Entrepreneuship as herding Black Swans

If you dig under any entrepreneurial success story, you will inevitably find some trigger events that could not have been anticipated and that are crucial for the unfolding of the story the way it did. Think of Kiva’s being featured on DailyKos on October 27, 2005 or being the subject of a PBS Frontline documentary on October 31, 2006. Both were watershed events for attracting lenders and proving the viability of the concept. Their effects are clearly seen on this exciting visualization of Kiva’s growth.

Or think of Paul Terrell’s placing an order for 100 Apple I computers (worth $50,000) for his Byte Shop Computer Store, having seen Steve Wozniak’s demonstration of the computer at Homebrew Computer Club meetings. Up to that point, Jobs and Wozniak’s business concept had been to sell printed circuitboards to fellow club members.

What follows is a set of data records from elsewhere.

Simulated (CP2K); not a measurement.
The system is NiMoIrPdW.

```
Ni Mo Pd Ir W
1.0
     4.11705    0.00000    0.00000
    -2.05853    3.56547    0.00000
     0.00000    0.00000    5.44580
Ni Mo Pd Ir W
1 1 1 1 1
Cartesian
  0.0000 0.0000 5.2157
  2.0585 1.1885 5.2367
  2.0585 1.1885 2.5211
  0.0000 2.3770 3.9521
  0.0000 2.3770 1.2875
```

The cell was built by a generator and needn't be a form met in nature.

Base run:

When thinking of such events, Nassim Taleb’s idea of Black Swans comes to mind. These are rare, unanticipatable events with extreme impact that are relatively easy to explain retrospectively. One of the key examples is that the ten best days account for around half of US stock market returns over the past 50 years.

It seems plausible then to think of (successful) entrepreneurship as herding Black Swans. No matter how skilled or ambitious the herder, without a few of these rare birds in the flock, the entrepreneurial journey may never turn out to be historic or exciting.